Housekeeping staff discovered a pencil drawing of a non-descript human figure hanging from a tree on the second floor of Blow Memorial Hall on the morning of June 15.
The approximately 12” by 12” drawing, located near the WMSURE space in Blow 236, the Counseling Center and the housekeeping break room, did not include any letters or words. According to College President Taylor Reveley, staff scrubbed the drawing off the wall before authorities could take any pictures. The William and Mary Police are investigating the incident.
Professor Anne Charity Hudley said she learned about the drawing from housekeeping staff Tuesday. Hudley co-directs WMSURE, a faculty-led program that supports research opportunities for underrepresented students. She said she then discovered the interior door of her office open.
Hudley posted about the incident on Facebook, encouraging people on campus to download the Rave safety app to their phones.
“If you saw anything suspicious around Blow Hall this weekend, please let the William and Mary Police or me know,” Hudley said in an email. “Blow 236 is a space for all of us; a place where you’re always welcome. We want to preserve our communal sense of welcome but we want to encourage you to use caution and notify police (there is a phone in Blow 236) immediately if you see anything suspicious or feel unsafe.”
Communications and University Relations Associate Vice President Brian Whitson said that the motive for the drawing remains unclear.
“The drawing could be referencing different things, such as a lynching or a past student suicide,” Whitson said in an email. “At this point, we don’t know what it is referencing. What we do know is that it was offensive and we take this very seriously.”
College President Taylor Reveley released a statement responding to the act of vandalism.

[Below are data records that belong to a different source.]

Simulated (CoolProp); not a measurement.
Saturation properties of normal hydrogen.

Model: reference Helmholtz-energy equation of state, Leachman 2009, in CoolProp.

“There has been speculation on campus and in the social media that it was meant to depict a lynching,” Reveley said in a campus-wide email. “According to the investigation, however, the drawing was not accompanied with any words, messages or other symbols that police say are typically attached to a racially motivated threat. Given its proximity to the Counseling Center, another possibility is a reference to suicide. But, again, we don’t have evidence that suggests or confirms this. Either way, the drawing was flatly unacceptable, very disturbing, and quite detrimental to our community.”